I think I'm confusing chromatic aberration with star bloating and halo's, as seen in John's image.

Not sure what image are you taking about.

Star bloat can be due to many things - one of those is chromatic aberration.

Chromatic aberration is due to refractor lens not bringing all wavelengths of light to same focus - lens has shorter focal length for some wavelengths then for other. Effect is very recognizable as it presents most times as blue (sometimes red) halo around stars (especially white/bluish ones).

Take for example this image of M45:

image.png.6a958e7eb21570908f46d6051d496712.png

There is no mistake - stars have blue (and a bit red closer to core) halo.

This does not happen with mirror telescopes.

It does not happen with good APO scopes neither unless you let in IR and UV part of the spectrum. ED doublet and Triplet scopes are optimized to bring to common focus two or three wavelengths in visible part of spectrum. Further away from visible part of spectrum - bigger deviation of focus.

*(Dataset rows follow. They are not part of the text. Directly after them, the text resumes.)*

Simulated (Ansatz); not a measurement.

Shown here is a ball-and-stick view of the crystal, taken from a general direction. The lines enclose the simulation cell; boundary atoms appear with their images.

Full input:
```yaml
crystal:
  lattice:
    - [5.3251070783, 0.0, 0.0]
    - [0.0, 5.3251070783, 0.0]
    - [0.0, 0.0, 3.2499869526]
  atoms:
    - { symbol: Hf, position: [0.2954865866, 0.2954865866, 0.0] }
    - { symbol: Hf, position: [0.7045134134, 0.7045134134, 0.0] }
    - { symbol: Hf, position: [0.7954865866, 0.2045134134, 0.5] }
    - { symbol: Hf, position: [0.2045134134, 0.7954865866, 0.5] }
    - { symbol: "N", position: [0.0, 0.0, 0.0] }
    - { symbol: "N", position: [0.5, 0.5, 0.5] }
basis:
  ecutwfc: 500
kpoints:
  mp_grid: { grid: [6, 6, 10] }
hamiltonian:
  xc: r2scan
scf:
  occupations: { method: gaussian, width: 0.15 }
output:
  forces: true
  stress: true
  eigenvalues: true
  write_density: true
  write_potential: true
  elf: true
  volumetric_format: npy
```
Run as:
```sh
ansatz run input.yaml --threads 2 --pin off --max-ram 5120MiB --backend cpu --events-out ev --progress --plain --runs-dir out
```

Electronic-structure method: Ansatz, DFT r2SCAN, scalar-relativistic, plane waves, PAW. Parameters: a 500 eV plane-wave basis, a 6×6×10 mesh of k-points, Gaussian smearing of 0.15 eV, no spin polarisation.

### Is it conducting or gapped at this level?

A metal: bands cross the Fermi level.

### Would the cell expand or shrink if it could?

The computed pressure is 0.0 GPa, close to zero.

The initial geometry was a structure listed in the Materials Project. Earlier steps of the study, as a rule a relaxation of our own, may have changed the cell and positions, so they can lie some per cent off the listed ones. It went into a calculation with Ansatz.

If you don't remove these (essentially not important wavelengths as far as color and visual representation of target are concerned) - they can cause star bloat. Depending on camera used and its QE - star bloat can have color or be white (if camera is equally sensitive for each color in far IR).

This does not happen with mirror telescopes. Even using corrective refractive elements in optical path don't usually lead to this. Most corrective elements don't disperse light very much in order to introduce significant amount of chromatic aberration.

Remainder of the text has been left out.